In Today’s Deep Space Extra… NASA reports business as usual under President Trump, a budget continuing resolution and hiring freeze.

Human Deep Space Exploration

Business as usual at NASA two weeks into new administration

Space News (2/6): A budget continuing resolution that governs NASA spending through April continues to guide agency activities under President Trump. However, a government-wide hiring freeze is in effect.

Getting back to the historic sequence of opening our space frontiers

The Space Review (2/6): “As a nation we need to realize that space is a place for expanding trade, our culture, and national character, not just a grand laboratory, if we ever expect to reap the benefits of the space frontier,” writes Steve Hoeser, space systems engineer and one time chief technical advisor to the Strategic Defense Initiative office. In an op-ed Hoeser stresses an exploration strategy of expand and establish to enhance prosperity, security and leadership.

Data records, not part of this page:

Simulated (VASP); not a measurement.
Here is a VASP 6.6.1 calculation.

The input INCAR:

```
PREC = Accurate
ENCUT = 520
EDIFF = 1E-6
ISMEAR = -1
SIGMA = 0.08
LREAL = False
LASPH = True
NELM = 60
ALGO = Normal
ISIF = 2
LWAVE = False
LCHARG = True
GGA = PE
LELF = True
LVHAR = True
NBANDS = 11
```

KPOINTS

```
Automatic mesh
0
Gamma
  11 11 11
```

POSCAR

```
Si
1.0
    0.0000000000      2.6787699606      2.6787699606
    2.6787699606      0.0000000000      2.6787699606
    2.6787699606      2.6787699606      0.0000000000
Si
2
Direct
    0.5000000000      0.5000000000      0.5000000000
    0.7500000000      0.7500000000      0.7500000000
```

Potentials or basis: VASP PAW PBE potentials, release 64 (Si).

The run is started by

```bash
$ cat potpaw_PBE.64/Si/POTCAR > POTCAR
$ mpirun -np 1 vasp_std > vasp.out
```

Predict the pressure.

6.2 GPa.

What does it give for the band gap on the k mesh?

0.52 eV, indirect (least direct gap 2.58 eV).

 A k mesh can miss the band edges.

Four reasons President Trump could send U.S. astronauts to Mars

Forbes (2/6): President Trump may find that Mars exploration fits his “Make America Great” theme. Mars is the most Earth-like of the planets and could offer a second home in a planetary disaster; the journey could feed a tech boom; and it could benefit the new president politically. Loren Thompson, COO of the Lexington Institute, explains in an op-ed.

Remembering Eugene Cernan

The Space Review (2/6): Eugene Cernan, the Apollo 17 commander who is often referred to as the last man on the moon, took on some of the Apollo program’s most difficult and risky assignments. “We will remember Eugene Cernan because he was, indeed, the last man on the Moon,” writes Anthony Young in an op-ed.

Kennedy Space Center Visitor Complex plans expansion, new attractions

USA Today (2/5): Mars exploration will become a new theme for the Kennedy Space Center Visitor Complex near Titusville, Florida. A major expansion of the visitor center is planned over the next five years.

Space Science

Scientists propose first astrophysics mission to the Moon

Spaceflight Insider (2/7): University of Alabama researcher Richard Miller has proposed that NASA fund a lunar orbiting observatory equipped for long term studies of supernova. The Lunar Occultation Explorer would be launched in 2023, if NASA elects to pursue the project under its Medium-class Explorer Program.

Green comet approaches the Earth

Spaceweather.com (2/6): The small comet 45P/Honda-Mrkos-Pajdusakova should be visible from Earth using binoculars or a small telescope by February 11, the time of closest approach. Also, bright auroral activity is expected mid-week in response to new solar activity.

Jupiter snapshots show lots of spots

Geek Wire (2/6): New images from NASA’s Juno mission spacecraft at Jupiter reveal oval white spots at the large planet’s south pole. The spots are actually giant cyclones.

Brilliant fireball streaks over Milwaukee, wows skywatchers (videos)

Space.com (2/6): A bright meteor streaked across the skies north of Milwaukee, Wisconsin, early February 6.

Faint, distant galaxies may have driven early universe makeover

Science News (2/6): The Hubble Space Telescope teams with gravitational lensing to observe small faint galaxies that assembled within 600 million years of the big bang. Small star systems played an important role in the electrical charge of the universe, reports a science team led by a University of Texas researcher.

Commercial to Low Earth Orbit

The International Space Station will get a new, private airlock in 2019

Ars Technica (2/6): Houston-based Nanoracks has reached an agreement with NASA for the installation of a cargo airlock on the U.S. segment of the International Space Station, possibly at the Tranquility module. Boeing will assemble and install a compatible berthing mechanism. The new hardware could be installed in 2019. Nanoracks expects to use the airlock to increase the numbers of small satellites it can launch from the Space Station.